1

I'm trying to create histograms per-group then return a summary. Per this answer, I can use {braces} and print to avoid issues in creating one plot then moving onto another, however this doesn't seem to acknowledge grouping:

data(mtcars)
mtcars |> 
  group_by(cyl) %T>%
  {print(ggplot(.) +
           geom_histogram(aes(x = carb)))} |> 
  summarise(meancarb = mean(carb))

The above code works insofar as it creates a single histogram then the summary, however:

mtcars %T>%
  {print(ggplot(.) +
           geom_histogram(aes(x = carb)))} |> 
  group_by(cyl) |> 
  summarise(meancarb = mean(carb))

The above code produces exactly the same output, i.e. confirming that group_by isn't being acknowledged.

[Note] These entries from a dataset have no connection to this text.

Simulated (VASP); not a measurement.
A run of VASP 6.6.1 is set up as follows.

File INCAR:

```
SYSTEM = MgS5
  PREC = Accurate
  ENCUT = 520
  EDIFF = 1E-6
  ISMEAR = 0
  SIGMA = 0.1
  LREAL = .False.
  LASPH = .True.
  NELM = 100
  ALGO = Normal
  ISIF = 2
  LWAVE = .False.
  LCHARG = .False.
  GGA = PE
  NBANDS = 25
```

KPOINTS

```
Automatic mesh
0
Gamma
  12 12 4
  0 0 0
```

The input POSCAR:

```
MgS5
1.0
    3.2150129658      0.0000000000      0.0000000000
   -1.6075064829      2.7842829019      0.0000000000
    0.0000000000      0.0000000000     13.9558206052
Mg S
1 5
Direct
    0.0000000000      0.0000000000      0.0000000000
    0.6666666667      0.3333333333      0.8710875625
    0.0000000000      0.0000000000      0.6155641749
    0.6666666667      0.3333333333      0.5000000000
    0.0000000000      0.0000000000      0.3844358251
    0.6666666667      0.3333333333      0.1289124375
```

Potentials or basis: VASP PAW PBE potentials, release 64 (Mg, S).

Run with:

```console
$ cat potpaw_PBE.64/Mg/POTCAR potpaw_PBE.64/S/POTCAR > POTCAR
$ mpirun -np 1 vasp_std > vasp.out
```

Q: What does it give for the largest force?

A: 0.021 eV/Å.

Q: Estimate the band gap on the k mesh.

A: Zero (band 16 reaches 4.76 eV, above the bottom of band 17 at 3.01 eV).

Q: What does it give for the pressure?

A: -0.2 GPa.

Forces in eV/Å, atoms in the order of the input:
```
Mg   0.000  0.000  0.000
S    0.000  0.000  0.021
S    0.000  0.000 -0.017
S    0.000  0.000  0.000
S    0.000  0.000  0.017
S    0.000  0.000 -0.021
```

Does anyone know why the grouping isn't being used to create 1 histogram per unique cyl? Ideally I'd love to work out how to use Tee pipes to do this kinda thing more often, including saving the output to unique names, before continuing onto more pipe. In general it feels like Tee pipes are underused, possibly relating to the dearth of info about them, so if anyone has any cool examples to share, that might be great for the community.

Thanks!

Edit

Following divibisan's comment about dplyr::group_map (or group_walk):

mtcars |> 
  group_by(cyl) %T>%
  group_walk(.f = ~ ggplot(.) +
              geom_histogram(aes(x = carb))) |> 
  summarise(meancarb = mean(carb, na.rm = TRUE),
            sd3 = sd(carb, na.rm = TRUE) * 3)

This creates the summary table but no plot(s). Output identical for map and walk. Output also the same if I replace %T>% with |>. Ostensibly group_walk is doing the same as %T>%. With |> and group_map, I get:

Error in UseMethod("summarise"): no applicable method for 'summarise' applied to an object of class "list"

mtcars |> 
  group_by(cyl) %T>%
  {print(group_walk(.f = ~ ggplot(.) +
              geom_histogram(aes(x = carb))))} |> 
  summarise(meancarb = mean(carb, na.rm = TRUE),
            sd3 = sd(carb, na.rm = TRUE) * 3)

With print and braces:

Error in h(simpleError(msg, call)) : error in evaluating the argument 'x' in selecting a method for function 'print': argument ".data" is missing, with no default

Braces no print:

Error in group_map(.data, .f, ..., .keep = .keep): argument ".data" is missing, with no default

Print no braces: same as braces no print.

Edit2

More interesting ideas coming forth, thanks to Ricardo, this:

mtcars |> 
  group_split(cyl) |> 
  map(.f = ~ ggplot(.) +
        geom_histogram(aes(x = carb)))

Works insofar as it produces 1 plot per group. Success! But: I can't find any combination of Tee/pipes which Tees off mtcars for the group_split AND map, and then resumes the main pipe line:

mtcars %T>% 
  group_split(cyl) %T>%
  map(.f = ~ ggplot(.) +
               geom_histogram(aes(x = carb))) |>
  summarise(meancarb = mean(carb))

Error in map(): In index: 1. With name: mpg. Caused by error in fortify(): data must be a <data.frame>, or an object coercible by fortify(), not a double vector.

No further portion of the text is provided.